Common employment law mistakes made by employers: #2 – Relying on length of service when providing reasonable notice.
In the second installment of the ten most common employment law mistakes made by business owners and HR managers Nick Milanovichand I look at the factors that are considered when determining reasonable notice. In our experience, employers and HR managers often put too much weight on an employee’s length of service when determining reasonable notice and do not give other factors appropriate consideration.
Length of service is but one of the factors a court will consider when determining reasonable notice. Other factors include age, character of employment and availability of similar employment. There is trend towards not placing a disproportionate amount of weight on any one of the four factors that a court typically considers when determining reasonable notice: Honda Canada Inc. v. Keays,  2 S.C.R. 362.

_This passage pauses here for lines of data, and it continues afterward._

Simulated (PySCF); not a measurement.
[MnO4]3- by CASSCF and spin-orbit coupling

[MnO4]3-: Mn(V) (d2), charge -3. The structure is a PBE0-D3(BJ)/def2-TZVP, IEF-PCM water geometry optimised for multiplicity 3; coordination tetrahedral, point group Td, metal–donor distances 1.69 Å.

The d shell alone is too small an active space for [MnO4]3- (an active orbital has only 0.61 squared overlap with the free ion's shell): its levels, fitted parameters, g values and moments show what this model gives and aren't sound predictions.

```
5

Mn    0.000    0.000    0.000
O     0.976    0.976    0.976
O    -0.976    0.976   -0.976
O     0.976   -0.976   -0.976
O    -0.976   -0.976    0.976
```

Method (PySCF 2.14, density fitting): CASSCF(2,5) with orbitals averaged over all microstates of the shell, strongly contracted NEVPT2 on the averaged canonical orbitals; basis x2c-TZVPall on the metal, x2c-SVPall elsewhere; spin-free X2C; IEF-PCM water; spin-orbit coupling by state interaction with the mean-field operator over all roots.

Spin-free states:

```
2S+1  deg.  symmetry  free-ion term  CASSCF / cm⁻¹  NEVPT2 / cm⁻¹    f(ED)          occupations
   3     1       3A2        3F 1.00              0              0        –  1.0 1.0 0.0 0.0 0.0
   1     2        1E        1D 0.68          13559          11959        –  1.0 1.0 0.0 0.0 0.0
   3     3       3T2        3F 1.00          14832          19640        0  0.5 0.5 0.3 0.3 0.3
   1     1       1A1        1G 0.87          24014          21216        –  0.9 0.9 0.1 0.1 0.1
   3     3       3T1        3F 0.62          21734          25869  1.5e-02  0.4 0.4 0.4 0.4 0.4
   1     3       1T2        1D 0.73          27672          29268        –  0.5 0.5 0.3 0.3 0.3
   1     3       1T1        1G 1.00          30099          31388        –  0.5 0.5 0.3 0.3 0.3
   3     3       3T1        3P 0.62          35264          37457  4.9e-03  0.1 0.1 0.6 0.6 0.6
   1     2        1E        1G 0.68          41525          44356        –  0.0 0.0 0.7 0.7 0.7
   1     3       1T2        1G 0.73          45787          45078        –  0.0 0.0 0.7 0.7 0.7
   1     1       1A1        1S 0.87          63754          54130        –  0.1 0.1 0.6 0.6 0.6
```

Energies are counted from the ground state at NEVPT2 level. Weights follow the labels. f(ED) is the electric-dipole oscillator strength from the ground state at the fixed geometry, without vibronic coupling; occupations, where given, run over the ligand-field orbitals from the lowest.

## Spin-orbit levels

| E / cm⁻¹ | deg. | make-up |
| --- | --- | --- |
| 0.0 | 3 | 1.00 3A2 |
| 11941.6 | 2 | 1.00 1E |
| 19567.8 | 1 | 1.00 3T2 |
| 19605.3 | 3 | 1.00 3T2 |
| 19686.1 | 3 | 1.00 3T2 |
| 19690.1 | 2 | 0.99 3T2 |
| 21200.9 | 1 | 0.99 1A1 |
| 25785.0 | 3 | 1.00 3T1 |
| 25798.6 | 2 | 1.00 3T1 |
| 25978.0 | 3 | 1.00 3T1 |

More recently, in Love v. Acuity Investment Management Inc., 2011 ONCA 130, the Ontario Court of Appeal extended, from 5 to 9 months, the notice period awarded to a fifty year old employee with 2.5 years of service as a chartered accountant and senior vice-president. The Court of Appeal held that the trial judge had erred by, among other things, placing a disproportionate amount of weight to the employee’s length of service.
Many employers do not take into account that determining reasonable notice in short service cases can be unpredictable. For starters, employees with short service will often need a minimum period of 2-3 months to find work. However, notice periods can go up from there, sometimes significantly.